I get it and I still don't like it...  
on February 6, 2005 - 1:55 PM PST
  of Adaptation (2002)
5 out of 5 members found this review helpful

Adaptation is an eccentric, neurotic movie that should have been great, and while absolutely worth watching, fails to satisfy the appetite it whets. It's got an ambitious, thought-provoking premise, solid writing and fantastic performances. Meryl Streep and Chris Cooper are marvelous, playing their complex and likeable characters with real respect. Nicolas Cage does a virtuoso job of acting opposite himself and fully realizes each of the twin Kaufman brothers as a distinct individual, helped in no small part, I'm sure, by the skill with which these characters were written. The script is wonderfully weird, and in keeping with screenwriting-guru character McKee's tenth principle of screenwriting, respectful of the audience's capacity to unpack a complicated narrative. Unfortunately, the twists and turns Kaufman introduces obfuscate the lack of a real center, and this fact is not changed or ameliorated by the fact that Kaufman and his characters acknowledge it.

Calling attention to a thing's weaknesses doesn't make those qualities go away; saying something is uninteresting doesn't change that fact. The self-reflexive, pre-emptive strikes Kaufman makes against himself, comprising the bulk of the first two thirds of the film, are initially pretty funny but eventually feel self-indulgent, repetitive and even tedious. Kaufman's self-loathing is so intense that it's tremendously difficult to sympathize with his character, despite the rich potential to identify with him, and since this poisonous self-view is the frame through which we watch the rest of the film, the viewer's whole experience is tinged with subtle ugliness. I expect that this is intentional, and while I certainly get it, I really didn't like it.

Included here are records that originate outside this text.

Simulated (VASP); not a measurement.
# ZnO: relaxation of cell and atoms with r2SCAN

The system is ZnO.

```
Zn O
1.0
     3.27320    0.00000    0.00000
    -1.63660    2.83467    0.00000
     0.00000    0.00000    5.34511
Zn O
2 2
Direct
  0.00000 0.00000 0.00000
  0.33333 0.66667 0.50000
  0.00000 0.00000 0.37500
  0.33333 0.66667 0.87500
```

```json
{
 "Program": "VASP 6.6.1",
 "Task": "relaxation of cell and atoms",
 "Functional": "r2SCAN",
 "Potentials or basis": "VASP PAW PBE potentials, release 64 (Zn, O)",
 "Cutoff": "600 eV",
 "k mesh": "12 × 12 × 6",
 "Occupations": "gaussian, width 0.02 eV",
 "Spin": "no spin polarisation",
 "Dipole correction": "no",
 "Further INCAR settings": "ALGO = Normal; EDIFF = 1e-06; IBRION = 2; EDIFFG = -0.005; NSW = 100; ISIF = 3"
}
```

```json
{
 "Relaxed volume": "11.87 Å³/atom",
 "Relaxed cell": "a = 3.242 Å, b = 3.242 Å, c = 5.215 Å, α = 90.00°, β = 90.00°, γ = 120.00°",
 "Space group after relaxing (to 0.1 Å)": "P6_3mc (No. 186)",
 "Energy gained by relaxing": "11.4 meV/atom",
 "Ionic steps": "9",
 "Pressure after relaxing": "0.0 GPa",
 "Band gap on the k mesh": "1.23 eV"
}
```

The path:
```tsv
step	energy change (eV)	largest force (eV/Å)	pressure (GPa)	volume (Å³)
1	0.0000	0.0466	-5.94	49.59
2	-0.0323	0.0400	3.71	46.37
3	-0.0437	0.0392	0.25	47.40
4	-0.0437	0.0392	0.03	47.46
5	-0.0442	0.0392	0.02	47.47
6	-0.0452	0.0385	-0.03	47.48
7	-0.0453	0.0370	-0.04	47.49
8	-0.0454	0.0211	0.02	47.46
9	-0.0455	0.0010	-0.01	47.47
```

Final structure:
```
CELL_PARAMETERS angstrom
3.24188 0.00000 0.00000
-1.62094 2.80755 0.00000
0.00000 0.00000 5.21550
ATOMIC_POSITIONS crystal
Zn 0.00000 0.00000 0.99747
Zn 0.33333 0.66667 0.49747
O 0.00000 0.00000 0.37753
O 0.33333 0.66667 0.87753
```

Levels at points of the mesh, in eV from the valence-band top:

Abrupt plot turns and odd narrative shifts form the framework upon which the characters and broader ideas are draped, and are ultimately not so much clever as precocious, predictable and unsurprising. The only real surprises come in the form of incidental graphic violence when, near the end of the film, the story veers off into the land of Hollywood cliche, resulting from Donald and McKee's influence on Charlie. This is supposed to be ironic - the film follows the advice of the veteran screenwriter to give the audience a spectacular ending - but once you get it (hey look, irony!) it persists in lumbering on clumsily and laboriously to a misanthropic, violent and hollow ending. As Mike D has famously remarked about the Beastie Boys' Licensed to Ill, "It's like when you make a parody and then you become the parody."

I'm not saying the film's not smart, and I'm certainly not suggesting that Kaufman's not a good writer. It's just that the question of what is "real" and what is fiction, and the analysis of texts, meta-texts and subtexts are part of an incredibly fascinating territory that has been explored with far greater success by many artists, including Kaufman himself, and when an artist is as good as he is, one is inclined to hold the work up to closer scrutiny. The real irony is that because Kaufman invites us to participate in his construction, we feel it more acutely when it collapses.